Posted by   |   August 31st, 2014   |   Categories: Business Fundamentals

Have you found that the economy is causing some of your clients to take a hard look at reducing expenses? Is that making them consider the idea of doing their own bookkeeping?

If so, don’t panic. As a bookkeeper, there is actually a golden opportunity here, if we look a little deeper.

The first reaction most business owners have when they see a sudden (or not-so-sudden) dip in income, is to tighten their belts. And unless they are aware of the true value of your services, they may target their outsourced bookkeeping expense for elimination. “It’s just simple data entry,” they may think.

Of course, we bookkeeper’s know that accurate bookkeeping involves far more expertise than simple data entry. But sometimes our clients don’t fully realize that.

What To Do About It

Before I show you how you can turn this into a golden opportunity, let me tell you what NOT to do.

Don’t sound devastated when your client breaks the news. If you sound rattled and scared to lose their business, that will only make them not want to discuss alternatives with you. (They likely feel awkward talking to you about it already.)

Instead, step into the role of consultant and explore whether this change truly is the best option for your client’s business success. To do this effectively, you MUST get out of your own way!

DON’T worry about losing the client. Really. This will likely turn out to be a good deal for you whether the client wants you to continue doing the bookkeeping or not!

Focus fully on your client’s welfare for the moment.

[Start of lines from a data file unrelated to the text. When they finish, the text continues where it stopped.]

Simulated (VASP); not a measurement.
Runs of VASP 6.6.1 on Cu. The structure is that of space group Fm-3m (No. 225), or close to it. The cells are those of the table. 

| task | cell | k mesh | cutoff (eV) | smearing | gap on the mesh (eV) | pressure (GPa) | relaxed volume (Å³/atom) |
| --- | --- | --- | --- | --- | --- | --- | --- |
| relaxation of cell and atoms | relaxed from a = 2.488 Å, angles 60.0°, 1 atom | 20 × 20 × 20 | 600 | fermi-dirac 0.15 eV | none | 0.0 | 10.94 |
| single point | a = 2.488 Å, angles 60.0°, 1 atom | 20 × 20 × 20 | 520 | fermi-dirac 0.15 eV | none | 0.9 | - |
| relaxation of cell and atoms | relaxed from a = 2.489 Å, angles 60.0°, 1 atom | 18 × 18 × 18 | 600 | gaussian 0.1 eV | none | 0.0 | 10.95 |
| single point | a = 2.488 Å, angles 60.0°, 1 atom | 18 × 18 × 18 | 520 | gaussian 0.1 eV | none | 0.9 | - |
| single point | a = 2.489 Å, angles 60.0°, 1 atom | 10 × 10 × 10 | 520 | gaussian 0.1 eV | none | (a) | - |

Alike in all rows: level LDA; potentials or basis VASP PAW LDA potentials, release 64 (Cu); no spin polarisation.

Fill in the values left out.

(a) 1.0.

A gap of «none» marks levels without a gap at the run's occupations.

DO look for how you can assist your client to make the best possible decision for his / her success. You will stand out from the “typical” freelancer in this situation. And you will be setting yourself up for success.

Here’s why.

If, in fact, it truly would be a wise decision economically for your client to do the books on his/her own (although, most often, this is simply not the case), some training is definitely going to be needed. Maybe a lot of it. Aren’t you in the best position to provide that training?

Even after the client has been adequately trained (and the client isn’t overwhelmed by what it really takes to get the books done right), s/he will probably need ongoing support. This service alone could actually save the client from making a big mess that will cost much more to clean up in the long run.

You could even offer to do the bank reconciliations and/or set up a regular review of the books on a monthly or quarterly basis, just to make sure everything stays clean and up to date. The client may find this an invaluable service that won’t break the bank.

This type of arrangement is good for your bottom line too because your fee as a trainer and consultant should be at a higher rate than what you’re charging for basic monthly bookkeeping services.

Positioning Yourself As A Consultant

The most important factor in pulling this kind of transition off is to really listen to your client and hear where the pain is coming from. You want to provide highly valuable solutions that your client will appreciate.

If your client really does want you to continue doing the books, but they are simply looking to cut overhead, offer suggestions for where else in their business they might cut some fat that will provide short-term as well as long-term results. Show them how to find these opportunities in their financial reports.

I’ve seen clients whose sole reason for taking back the books was to save money. But they had no desire whatsoever to keep track of their finances. So they soon found themselves in hot water because their bookkeeping records quickly became a disaster. And then, of course, they had to pay big bucks to have their accountant clean up the mess at tax time. Not smart.

Save your clients from this pain and offer a great solution that works for both of you! (Remember: Win-Win)

So whether they keep you as their bookkeeper or not, help your clients to avoid the penny-wise-and-pound-foolish mindset by showing you really care about their success. If needed, help them tighten the belt (as well as identify ways to pull in more revenue) by transitioning to the role of business consultant.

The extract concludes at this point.